China is the second largest asset management market in the world, with retail investment - including a hefty amount of HNW investment - causing most of its growth and resulting in AuM of US$7.3 trillion last year.

The Yu'e Bao fund had 972 billion yuan (US$150 billion) of AuM and a market share of 11% at the end of last month, according to Wind Information. Set up in 2013, it grew rapidly to become the world's largest MMF before assets began to decline again in the first quarter of 2018. The fund has contracted significantly in recent years, dropping in value by 18% since the end of last year.

The authorities say that they have taken action because the fund is large and bears a significant liquidity risk, but the intervention also appears to be linked to the fund's connections with Ant Group, an affiliate of Alibaba Group. Ant Group has a majority stake in the fund's manager and owns Alipay, the online payment platform that has been essential for the fund's growth.

Alibaba's business has expanded from Taobao, China's largest online e-commercial platform, to financial activities and now lends money and offers HNWs and others a wide range of financial products. Chinese regulators began to pay more attention to Alibaba in late 2020, which led to the suspension of Ant Group's planned initial public offering in November last year.
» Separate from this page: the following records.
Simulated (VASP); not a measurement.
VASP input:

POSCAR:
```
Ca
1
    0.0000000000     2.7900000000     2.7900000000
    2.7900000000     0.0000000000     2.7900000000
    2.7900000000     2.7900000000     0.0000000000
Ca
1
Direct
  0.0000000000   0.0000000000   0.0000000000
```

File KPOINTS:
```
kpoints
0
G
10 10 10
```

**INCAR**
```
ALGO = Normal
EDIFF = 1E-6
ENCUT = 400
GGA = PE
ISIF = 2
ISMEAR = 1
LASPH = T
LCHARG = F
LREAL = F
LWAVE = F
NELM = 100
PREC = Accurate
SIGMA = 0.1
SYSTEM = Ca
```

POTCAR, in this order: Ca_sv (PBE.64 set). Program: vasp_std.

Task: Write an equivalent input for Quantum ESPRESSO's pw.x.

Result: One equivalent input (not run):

Since then, the authorities have conducted a series of investigations into Alibaba's online retail platform service, fining it 18.2 billion yuan (US$2.8 billion) this month for breaking competition laws. They also ordered Ant Group to mend its ways by managing the liquidity risks of the main funds distributed through its Alipay platform and by reducing the size of Yu'e Bao.

This is the first time that the regulators have explicitly asked for a reduction in the size of Yu'e Bao. They are now obviously more willing to intervene in fund- or manager-specific cases. The profitability of managers of large funds could be weakened if caps on fund size become more common, as their revenues typically benefit from fees linked to AuM.